Benghazi investigationThe administration's struggle to define Benghazi attack as “terrorism”

Published 14 May 2013

Administration critics on the Hill now focus more of their attention on the changing explanations administration officials have offered in public as to the nature of the attack and the identity of the perpetrators. Yesterday, President Obama said the he used the term “terrorism” early on, and that he dispatched a senior official to brief lawmakers in the issue. He is right – up to a point: On 12 September Obama did describe the attack as an “act of terror,” and on 19 September counterterrorism director Matt Olsen used the term in response to a senator’s question, but otherwise, until 20 September, all high-level administration officials, including Obama, declined to attribute the attack to terrorists.

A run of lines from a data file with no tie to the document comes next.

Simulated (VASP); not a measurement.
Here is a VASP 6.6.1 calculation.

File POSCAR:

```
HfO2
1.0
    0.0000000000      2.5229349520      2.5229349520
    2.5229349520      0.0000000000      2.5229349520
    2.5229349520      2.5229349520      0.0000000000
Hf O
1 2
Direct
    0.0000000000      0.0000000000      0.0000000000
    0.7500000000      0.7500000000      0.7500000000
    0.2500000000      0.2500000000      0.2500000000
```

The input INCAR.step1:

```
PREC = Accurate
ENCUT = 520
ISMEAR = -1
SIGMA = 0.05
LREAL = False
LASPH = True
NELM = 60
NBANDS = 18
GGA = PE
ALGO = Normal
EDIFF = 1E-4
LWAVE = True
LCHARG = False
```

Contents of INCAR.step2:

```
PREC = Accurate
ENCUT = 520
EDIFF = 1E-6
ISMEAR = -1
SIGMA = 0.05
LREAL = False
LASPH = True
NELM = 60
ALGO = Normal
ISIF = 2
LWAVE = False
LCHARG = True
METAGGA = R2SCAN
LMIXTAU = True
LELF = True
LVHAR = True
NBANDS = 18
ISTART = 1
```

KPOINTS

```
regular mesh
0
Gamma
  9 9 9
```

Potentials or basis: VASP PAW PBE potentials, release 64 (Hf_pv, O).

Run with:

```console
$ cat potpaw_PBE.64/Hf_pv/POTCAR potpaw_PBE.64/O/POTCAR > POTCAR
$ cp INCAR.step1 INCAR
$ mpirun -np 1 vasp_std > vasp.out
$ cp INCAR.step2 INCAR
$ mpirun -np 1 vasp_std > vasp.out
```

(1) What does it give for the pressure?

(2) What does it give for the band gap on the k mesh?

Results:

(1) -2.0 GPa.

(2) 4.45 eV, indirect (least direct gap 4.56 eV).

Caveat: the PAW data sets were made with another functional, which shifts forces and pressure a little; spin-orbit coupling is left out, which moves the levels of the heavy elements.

With the Senate Intelligence Committee set to release its report about the Benghazi attack, a report which, like the report by Accounting Review Board, is going to support, with some criticism, the administration’s position on the issue of securing the Benghazi compound and on the absence of a viable military option to influence events on the ground during the firefight at the compound — Republicans on the Hill are directing their attention to the issue which seems to give the administration more serious problems: the changing explanations administration officials have offered in public as to the nature of the attack and the identity of the perpetrators.

President Obama appears to be feeling the heat, and on Monday, during a joint press conference with U.K prime minister David Cameron, pushed back by describing lawmakers’ efforts to find out the reason for the changing explanations as a “sideshow.”

The president said he himself used the term “terrorism” early on to describe the nature of the attack, and that he even sent an official to the Hill to talk with lawmakers and clarify matters. The president said these two facts are proof that there was no cover up on the part of his administration, and no effort to minimize terrorism as being the reason for the Benghazi attack.

Fox News reports, though, that the president’s Monday assertions do not agree with the facts.

Obama did use the term “acts of terror” on 12 September, in a statement to the American people he made in the Rose Garden. This was the first, and last, time the president and high-level administration officials used the word “terrorism” for quite a while.

The official Obama sent to brief lawmakers, National Counterterrorism Center director Matt Olsen, testified on 19 September and used the word “terrorism” to describe the attack – but the next day, 20 September, Obama declined to do so, responding to a reporter who asked him whether the attack in Benghazi was carried out by terrorists, saying “I don’t want to speak to something until we have all the information.”

With Republican lawmakers’ focus now almost exclusively on the post-Benghazi attack period, Obama on Monday was more detailed than before in trying to bolster his claim that his administration did not water down its early public announcements.

Obama said: “The day after it happened [12 September] I acknowledged that this was an act of terrorism.”